Rustin. Hopes are sky-high for Wag Supremo George C. Wolfe’s take on the life of civil rights visionary Bayard Rustin. Sir Colman Domingo steps into the role of a lifetime as Rustin, the brains behind the March on Washington who clashed with movement leaders because he was gay and later drew heat for rejecting militant politics. Barack and Michelle Obama are co-producers. Clear the runway.

Photo: Toronto International Film Festival

Wicked Little Letters. Dame Olivia Colman, Awards Magnet, reunites with Bright Young Thing Jessie Buckley in this tale of a 1920s seaside town roiled by scandal. Somebody’s sending the local dowagers obscene letters, but who? A Mapp & Lucia tale with serious undertones, directed by Thea Sharrock.

Photo: Toronto International Film Festival

Dream Scenario. Snap out of it! Sir Nicholas Cage is a very good actor who took some fun detours. Wag Kristoffer Borgli directs him in this story of a schlumpy academic who pops up in other peoples’ dreams. A loopy takedown of contemporary groupthink, and quite possibly the start of the Cage renaissance.

Photo: Toronto International Film Festival

Lee. The life of Wag Emerita Lee Miller, fashion model turned courageous war correspondent, is given epic treatment by acclaimed cinematographer Ellen Kuras. Dame Kate Winslet, Another Awards Magnet, is the flinty photog. None Other Than Andy Samberg plays her comrade, David E. Scherman. Marion Cotillard, Andrea Riseborough, and Noémie Merlant also come under fire.

Photo: Toronto International Film Festival

Seven Veils. Honestly, what would Toronto be without Local Hero Atom Egoyan? Luckily, we don’t have to think about it, since he’s reunited with Amanda Seyfried for this drama about a young director who confronts her twisty family history while mounting a production of the opera Salome. The Canadian Opera Company provides the arias.

Photo: Toronto International Film Festival

The Critic. Anthony Quinn (Sharp Irish writer, not Zorba the Greek) wrote a 1930s-set thriller called Curtain Call. Genius Scribe Patrick Marber (Closer) teamed with director Anand Tucker for this adaptation starring Wizardy Ian McKellen as a gay critic who joins forces with an actress he’s savaged (Wonderful Gemma Arterton) to save both their careers in the bitchy West End. Mark Strong and Lesley Manville join out a classy cavalcade.

Dumb Money. Remember the Great Gamestop Short Squeeze? It only happened like a million years ago, in 2021! Anyhow, the tale of ragtag Redditors (led by Paul Dano) who gave Wall Street swells ulcers is realized with comic flair by Wiseacre Craig Gillespie. Seth Rogan and Nick Offerman are one percenters. Shailene Woodley, America Ferrara, and Pete Davidson are on the side of the people.

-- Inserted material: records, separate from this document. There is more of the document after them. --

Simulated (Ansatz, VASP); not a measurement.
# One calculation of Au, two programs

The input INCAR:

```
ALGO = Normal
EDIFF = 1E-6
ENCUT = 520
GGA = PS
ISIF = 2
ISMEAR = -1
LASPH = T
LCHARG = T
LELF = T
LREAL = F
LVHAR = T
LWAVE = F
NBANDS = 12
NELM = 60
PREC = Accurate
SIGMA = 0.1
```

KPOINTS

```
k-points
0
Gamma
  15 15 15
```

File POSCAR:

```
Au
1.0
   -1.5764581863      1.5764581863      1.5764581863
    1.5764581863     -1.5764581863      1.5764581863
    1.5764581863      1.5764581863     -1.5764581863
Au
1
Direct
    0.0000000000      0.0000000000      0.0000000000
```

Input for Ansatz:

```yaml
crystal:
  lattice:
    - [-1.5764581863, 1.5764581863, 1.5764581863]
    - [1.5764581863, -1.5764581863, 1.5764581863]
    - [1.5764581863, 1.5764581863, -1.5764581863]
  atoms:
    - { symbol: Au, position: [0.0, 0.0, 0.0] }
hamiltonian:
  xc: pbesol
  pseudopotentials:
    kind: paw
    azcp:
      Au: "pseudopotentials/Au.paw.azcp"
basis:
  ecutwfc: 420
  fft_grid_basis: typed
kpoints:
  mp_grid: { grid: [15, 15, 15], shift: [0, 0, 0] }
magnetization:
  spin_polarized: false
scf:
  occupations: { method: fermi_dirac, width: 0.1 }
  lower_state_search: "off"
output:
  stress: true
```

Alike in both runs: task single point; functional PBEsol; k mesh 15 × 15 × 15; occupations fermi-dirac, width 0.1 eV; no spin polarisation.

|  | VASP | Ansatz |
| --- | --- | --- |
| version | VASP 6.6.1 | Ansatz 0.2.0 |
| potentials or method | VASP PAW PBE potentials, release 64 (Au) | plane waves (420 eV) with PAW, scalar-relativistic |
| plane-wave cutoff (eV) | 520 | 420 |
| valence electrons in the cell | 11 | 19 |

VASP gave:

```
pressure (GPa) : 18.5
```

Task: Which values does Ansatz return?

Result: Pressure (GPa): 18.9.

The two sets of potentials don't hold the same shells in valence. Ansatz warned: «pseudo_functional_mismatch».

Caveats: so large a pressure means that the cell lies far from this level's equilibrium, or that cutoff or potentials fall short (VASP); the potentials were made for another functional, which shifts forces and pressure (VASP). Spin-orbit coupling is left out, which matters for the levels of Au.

One Life. Nicholas Winton, an unassuming British stockbroker, helped rescue hundreds of Jewish children in Czechoslovakia at the beginning of War War II. Now Wag James Hawes (Slow Horses), brings the saga to the big screen with Anthony Hopkins and Johnny Flynn playing Winton at different stages of life. Into the Oscars chute, you go!

Photo: Toronto International Film Festival

The End We Start From. Wag Alice Birch adapts Megan Hunter's novel about a young mother (Jodie Comer) fleeing apocalyptic London with her newborn in a film directed by Mahalia Belo and produced by Mr. Benedict Cumberbatch, who also appears in these dystopian hijinks. Bring a lifejacket.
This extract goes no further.